Feature Article File Photo
APR 3, 2018 LISTEN
File Photo

I was extremely surprised to find that although JoyFm is a prominent member of the “Coalition Against Galamsey”, a report it carried in the early evening of 01.04.2018 incorporated some heart-rending pleas by galamsey sympathisers against “Operation Vanguard”.

“Nana Akufo-Addo, we are begging you! Please, Nana, we cannot get money to buy food for our families!” said a man who claimed he could find no other work to do apart from galamsey.

Sadly, the reporter failed to ask him, “But galamsey is only about 20 years old! How were people like you getting money to feed their families before galamsey?

Amarket scene was also shown, with the women bitterly complaining that they were unable to make sales.

Again, the reporter failed to take any woman to the pails of yellow water that had been shown in the film earlier as the only water now available to the people of the area. It cannot be used to cook, let alone to be drunk.

The women should have been asked: “Would you rather be able to sell goods than have water to use that had not been spoiled like this by the very people to whom you want to sell food?”

Journalists should know that with regard to galamsey, there is a judgementcall to be made. There is no artificial “balance” to be struck between what galamseyers do to water and the community's needs, in terms of drinkable water.

In fact, everyone should know that the community's right to clean, potable water is not negotiable!

Our wise ancestors chose our present habitats precisely because there was clean, potable water available there. The water was meant to enable their descendants too to survive in perpetuity. To say that one must be allowed to destroy that water because one has no other job to do than galamsey, is equivalent to asking the community to commit suicide on behalf of its descendants.

It is as if we were asking our people to acquiesce to rape because some men have no other means of satisfying their sexual urges than rape. Or saying that one must be allowed to carry out armed robbery because one needs to rob people of their money as a means of 'earning a living'.
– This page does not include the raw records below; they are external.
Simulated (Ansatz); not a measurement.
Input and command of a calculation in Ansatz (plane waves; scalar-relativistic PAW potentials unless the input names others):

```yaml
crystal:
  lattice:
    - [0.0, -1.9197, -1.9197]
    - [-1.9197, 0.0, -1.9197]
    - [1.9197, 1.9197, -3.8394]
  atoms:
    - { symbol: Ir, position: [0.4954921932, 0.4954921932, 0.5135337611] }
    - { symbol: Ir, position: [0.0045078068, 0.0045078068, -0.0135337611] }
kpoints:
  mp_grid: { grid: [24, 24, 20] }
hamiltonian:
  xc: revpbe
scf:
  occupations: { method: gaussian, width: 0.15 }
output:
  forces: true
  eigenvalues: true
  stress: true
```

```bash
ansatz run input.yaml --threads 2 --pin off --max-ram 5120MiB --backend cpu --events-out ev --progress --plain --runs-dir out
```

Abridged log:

It's a starkchoice between either allowing lawlessness to threaten the very existence of other human beings, or doing the duty of government and effectively enforcing laws that protect public safety. It is an existential paradigm that does not allow for any prevarication.

Therefore, members of the Coalition Against Galamsey must constantly guard their media against going “off-message”. Reporters should not feel obliged – because they want to be “objective” – to give their microphones to people to justify the dastardly acts acts of a few selfish individuals.

The question of where our loyalty lies came up recently in Parliament. The First Deputy Speaker of the National Assembly, Mr Joseph Osei-Owusu, is, of course, normally expected to be impartial. But he proved on that occasion that he does not think that he must forfeit his integrity and close his eyes to social evils that are plaguing the constituents who elected him.

So, when an Opposition MP tried to condemn the seizure and burning of equipment seized by Operation Vanguard from galamseyers. Mr Osei-Owusu was having none of it. He said:

“Mr Speaker”, (he began) ” I hope I can keep my cool because I often get emotional when I’m discussing the damage we have done to our environment and in particular, our water-bodies. I live in an area where one river passes through my entire constituency. I get calls practically every day from farmers, and their complaint is simple: 'We can no longer farm because the mining activities in the river body are affecting our crops. If we use the water to water our crops, the crops die!'

“The last one I had was about two weeks ago. He said: 'Lawyer, I borrowed money to start farming when the water started clearing up. But now everything I have is gone; it's been in vain; not worth it.” That is the damage that those few people who want to make money from gold are doing to entire communities.

“Mr Speaker, I want us, in discussing this matter, to determine where our loyalties lie. We are Members of Parliament; we represent the entire community. We can count, in any community, ten or twenty people involved in mining on water-bodies.

Those twenty or ten people affect the lives of the entire community because they want gold from the source of life to the community. That is the nature of the challenge we are dealing with.

Mr Speaker, some members here can attest to the fact that when the Committee of Roads and Transport went for an inspection tour in the Central Region, we just stopped by River Ofin (which is no longer a river because no water can be seen in it but mud!) and we saw water-craft on the water-body. But as soon as our vehicle stopped, the illegal miners jumped into the water and disappeared! Now, if I had gone on an operation and this had happened, would I leave the equipment there for them to come back to continue to use?

“Mr Speaker, extreme behaviour must be met with an extreme response! We are dealing with people who are determined, at every cost, to make their money, not-withstanding the damage they do to the environment.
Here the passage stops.